Insurance fraud is a major problem, especially in Ontario where it is rife and is thought to be a big contributor to the provinces excessively high auto insurance premiums. The IBC is reminding Canadians that insurance fraud is not a victimless crime, a common misconception. Instead it wastes law enforcement time and resources and hurts consumers as they are forced to pay higher premiums to cover the costs insurance providers’ payout to false claims.

"Fraud is a crime of deception," said Rick Dubin, Vice-President of Investigative Services at IBC. "When undetected, fraudulent claims are paid using the premiums of honest policyholders. Your best defense against insurance fraud is a good offence. Be educated and aware, as fraudsters can easily take advantage of unsuspecting consumers."

While insurance fraud happens all over Canada, it is epidemic in Ontario, the nations most populated provinces. Bill 15 was introduced in Ontario last year, making the processes for clamping down on fraud easier, such as placing stricter regulations on tow trucks and protecting consumers more from false insurance claims.

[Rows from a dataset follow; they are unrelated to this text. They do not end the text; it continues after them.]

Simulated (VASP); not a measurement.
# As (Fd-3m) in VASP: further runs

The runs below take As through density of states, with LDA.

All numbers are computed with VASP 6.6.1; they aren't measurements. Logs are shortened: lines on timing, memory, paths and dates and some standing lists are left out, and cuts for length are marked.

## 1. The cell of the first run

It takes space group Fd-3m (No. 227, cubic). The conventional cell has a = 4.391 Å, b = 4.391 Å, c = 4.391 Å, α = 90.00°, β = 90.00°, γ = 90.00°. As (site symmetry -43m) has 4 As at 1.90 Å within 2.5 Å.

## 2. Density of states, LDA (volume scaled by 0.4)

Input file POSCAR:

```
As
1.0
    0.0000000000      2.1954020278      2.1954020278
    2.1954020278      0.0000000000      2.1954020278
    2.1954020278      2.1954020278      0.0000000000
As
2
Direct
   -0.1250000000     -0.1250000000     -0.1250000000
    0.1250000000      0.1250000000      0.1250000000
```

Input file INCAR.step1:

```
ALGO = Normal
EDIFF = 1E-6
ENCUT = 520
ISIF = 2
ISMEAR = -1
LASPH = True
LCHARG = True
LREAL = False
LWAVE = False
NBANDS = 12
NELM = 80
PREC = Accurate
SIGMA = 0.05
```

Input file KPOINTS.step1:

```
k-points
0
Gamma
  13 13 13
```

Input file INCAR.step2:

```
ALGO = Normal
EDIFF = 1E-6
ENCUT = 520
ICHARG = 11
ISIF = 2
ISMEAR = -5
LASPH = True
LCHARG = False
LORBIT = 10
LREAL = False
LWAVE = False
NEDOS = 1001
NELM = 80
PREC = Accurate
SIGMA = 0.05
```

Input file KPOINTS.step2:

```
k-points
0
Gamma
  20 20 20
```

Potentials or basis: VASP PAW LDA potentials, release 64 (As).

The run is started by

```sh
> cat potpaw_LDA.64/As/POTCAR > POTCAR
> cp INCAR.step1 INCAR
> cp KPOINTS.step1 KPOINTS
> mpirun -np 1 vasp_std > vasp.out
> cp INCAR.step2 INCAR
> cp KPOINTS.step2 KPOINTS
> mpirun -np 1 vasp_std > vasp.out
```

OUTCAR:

Major insurance providers are also tackling the issue and are placing dedicated fraud detection teams to find crime rings that are dedicated to auto insurance and other types of insurance fraud. It is something the IBC welcomes as the Bureau says that it has long been pushing for a better system to combat a problem that has seen the average auto insurance premium rise to more than $1,500 per year.

It is thought that cutting out auto insurance fraud entirely would shave more than $200 off the average premium, but even cutting down fraud would result in savings for consumers in the long term.

"Insurance crime is big business. When they cheat, we all pay," continued Dubin. "IBC and police services rely on help from the community to catch fraudsters. That is why we encourage people with information about insurance crime to call our anonymous TIPS Line at 1-877-IBC-TIPS or Crime Stoppers at 1-800-222-TIPS.”